Think about water. When water is cold (below 0 Celsius), it takes the solid form: ice. At this low temperature, the water molecules have very little kinetic energy (they are moving very slowly), so it is possible for the molecules to form chemical bonds with one another. It becomes a rigid lattice of ice.

If you add energy to the system (recall that heat is energy), you can raise the temperature of the ice to above 0 Celsius. The kinetic energy of the molecules increases, and the melting point is the point at which the kinetic energy exceeds the strength of the bonds holding the molecules together. Thus, the rigid structure collapses, and the ice becomes water. It is important to note that this process requires an input of energy from outside the system. The reason ice melts spontaneously at room temperature is because, as required by the laws of thermodynamics, heat flows from the room into the colder ice. The water will end up at room temperature (and, technically, the room temperature will decrease slightly as the heat flows into the ice), and the water/room system will end up at equilibrium. If you conducted this experiment while sitting in a freezer, the only way to melt the ice would be to take a blowtorch to it or something (massive input of energy).

Finally, if you add even more energy to the system, you can reach the boiling point at 100 Celsius. The kinetic energy of the water molecules will increase enough to break down the remaining bonds, turning the liquid into a gas. Thus, gases have the highest sensible heat because the molecules have the most kinetic energy.

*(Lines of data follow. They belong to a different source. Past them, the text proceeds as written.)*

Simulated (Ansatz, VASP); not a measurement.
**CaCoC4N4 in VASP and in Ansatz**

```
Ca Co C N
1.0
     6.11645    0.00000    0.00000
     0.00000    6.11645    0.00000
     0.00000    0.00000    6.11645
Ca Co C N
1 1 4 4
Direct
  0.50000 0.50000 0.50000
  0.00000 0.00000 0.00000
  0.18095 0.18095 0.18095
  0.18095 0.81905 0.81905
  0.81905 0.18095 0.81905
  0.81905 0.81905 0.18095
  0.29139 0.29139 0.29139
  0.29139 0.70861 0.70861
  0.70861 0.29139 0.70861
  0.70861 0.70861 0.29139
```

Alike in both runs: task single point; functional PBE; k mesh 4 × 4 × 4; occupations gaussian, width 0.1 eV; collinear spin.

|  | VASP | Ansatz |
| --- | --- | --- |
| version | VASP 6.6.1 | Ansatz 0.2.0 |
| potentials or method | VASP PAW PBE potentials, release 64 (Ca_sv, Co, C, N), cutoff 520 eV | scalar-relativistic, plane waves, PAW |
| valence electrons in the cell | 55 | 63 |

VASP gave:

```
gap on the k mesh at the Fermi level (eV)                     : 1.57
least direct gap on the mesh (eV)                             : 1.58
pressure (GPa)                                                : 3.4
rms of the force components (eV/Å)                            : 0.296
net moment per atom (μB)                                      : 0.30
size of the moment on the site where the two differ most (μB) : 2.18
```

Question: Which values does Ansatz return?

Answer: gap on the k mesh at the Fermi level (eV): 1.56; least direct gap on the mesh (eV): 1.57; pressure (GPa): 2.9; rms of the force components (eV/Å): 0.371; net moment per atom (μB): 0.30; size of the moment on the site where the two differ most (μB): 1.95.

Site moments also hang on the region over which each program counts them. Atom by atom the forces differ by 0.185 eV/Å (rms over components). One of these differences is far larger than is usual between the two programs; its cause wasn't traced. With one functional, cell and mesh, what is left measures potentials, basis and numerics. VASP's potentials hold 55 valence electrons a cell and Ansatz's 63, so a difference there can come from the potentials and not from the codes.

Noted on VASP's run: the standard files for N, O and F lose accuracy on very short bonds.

Note that at the temperature at which a phase change occurs (solid->liquid and liquid->gas), the substance actually consumes energy without the temperature increasing. This is because you need energy to break the bonds. After the phase change has finished, all subsequent energy added goes into just raising the temperature of the substance.

The latent heat of the substance is the amount of energy it takes to make the phase change. Hence, a gas has the highest latent heat because if it were to return to the liquid state, it would have to release some of that energy so it could reestablish the bonds. So, in a way, the gas state is sort of "storing" energy.

In case you wanted to know, if you pour in enough energy into something, you can break the bonds that hold the electrons to the nuclei of the atoms, and the substance becomes a plasma. So even though we know that "opposites attract" and electrons and protons like to stick to each other, the kinetic energy exceeds the strength of this attraction, and the electrons and nuclei swim around without sticking together. A quark-gluon plasma would be WAY beyond a regular plasma. This is the point after which not even protons can survive. The quarks that compose them would fly around unbonded. Nobody has ever observed a quark-gluon plasma to my knowledge, although they keep trying.